Multitenant

Introduction

Trust, or the lack thereof, is the number one factor blocking the adoption of software as a service (SaaS). A case could be made that data is the most important asset of any business—data about products, customers, employees, suppliers, and more. And data, of course, is at the heart of SaaS. SaaS applications provide customers with centralized, network based access to data with less overhead than is possible when using a locally installed application. But in order to take advantage of the benefits of SaaS, an organization must surrender a level of control over its own data, trusting the SaaS vendor to keep it safe and away from prying eyes.

To earn this trust, one of the highest priorities for a prospective SaaS architect is creating a SaaS data architecture that is both robust and secure enough to satisfy tenants or clients who are concerned about surrendering control of vital business data to a third party, while also being efficient and cost-effective to administer and maintain.

Tenant Databases

Every instance of a running PostgreSQL server manages one or more databases. Databases are therefore the topmost hierarchical level for organizing SQL objects (“database objects”). In an instance of Redrock Postgres, roles and tablespaces are database-level objects, each database has its own independent data architecture (including role, user, schema, and object permission information), and the data of each database is completely isolated.

Here’s an instance of Redrock Postgres, it has 3 template databases (template0, template1, and tenant_base) and 3 tenant databases.

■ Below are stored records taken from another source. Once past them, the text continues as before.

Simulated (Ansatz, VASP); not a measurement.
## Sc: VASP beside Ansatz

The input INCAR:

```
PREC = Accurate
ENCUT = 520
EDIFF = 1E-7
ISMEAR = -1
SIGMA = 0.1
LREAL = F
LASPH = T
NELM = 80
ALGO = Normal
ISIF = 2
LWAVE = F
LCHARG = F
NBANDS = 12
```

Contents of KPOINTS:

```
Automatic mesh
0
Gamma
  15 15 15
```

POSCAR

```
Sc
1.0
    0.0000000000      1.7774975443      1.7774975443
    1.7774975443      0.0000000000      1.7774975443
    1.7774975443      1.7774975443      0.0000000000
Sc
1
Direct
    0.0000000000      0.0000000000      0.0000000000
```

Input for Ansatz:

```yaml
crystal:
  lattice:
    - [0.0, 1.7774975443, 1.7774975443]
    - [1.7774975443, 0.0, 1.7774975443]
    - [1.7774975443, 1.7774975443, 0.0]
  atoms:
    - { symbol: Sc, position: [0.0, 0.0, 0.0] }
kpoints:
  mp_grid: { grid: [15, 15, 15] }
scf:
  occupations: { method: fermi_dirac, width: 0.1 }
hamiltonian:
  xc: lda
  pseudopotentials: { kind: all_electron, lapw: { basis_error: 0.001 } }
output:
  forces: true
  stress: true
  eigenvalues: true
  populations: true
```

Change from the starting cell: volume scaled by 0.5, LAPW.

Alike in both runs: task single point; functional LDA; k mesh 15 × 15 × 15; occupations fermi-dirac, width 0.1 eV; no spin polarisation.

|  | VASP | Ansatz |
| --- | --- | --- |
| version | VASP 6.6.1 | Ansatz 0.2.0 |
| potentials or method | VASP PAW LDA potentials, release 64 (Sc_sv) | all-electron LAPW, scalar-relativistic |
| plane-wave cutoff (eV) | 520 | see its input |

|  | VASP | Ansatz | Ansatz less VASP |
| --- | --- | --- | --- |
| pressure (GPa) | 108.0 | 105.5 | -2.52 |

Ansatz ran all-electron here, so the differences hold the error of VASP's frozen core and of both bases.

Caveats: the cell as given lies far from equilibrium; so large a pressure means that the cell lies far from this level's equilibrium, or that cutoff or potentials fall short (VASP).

Computing resources and application code are generally shared between all the tenants on a server, but each tenant has its own set of data that remains logically isolated from data that belongs to all other tenants. Metadata associates each database with the correct tenant, and database security prevents any tenant from accidentally or maliciously accessing other tenants’ data.

Giving each tenant its own database makes it easy to extend the application’s data model to meet tenants’ individual needs, and restoring a tenant’s data from backups in the event of a failure is a relatively simple procedure. With the multi-tenant capabilities of Redrock Postgres, applications can easily implement SaaS mode deployments.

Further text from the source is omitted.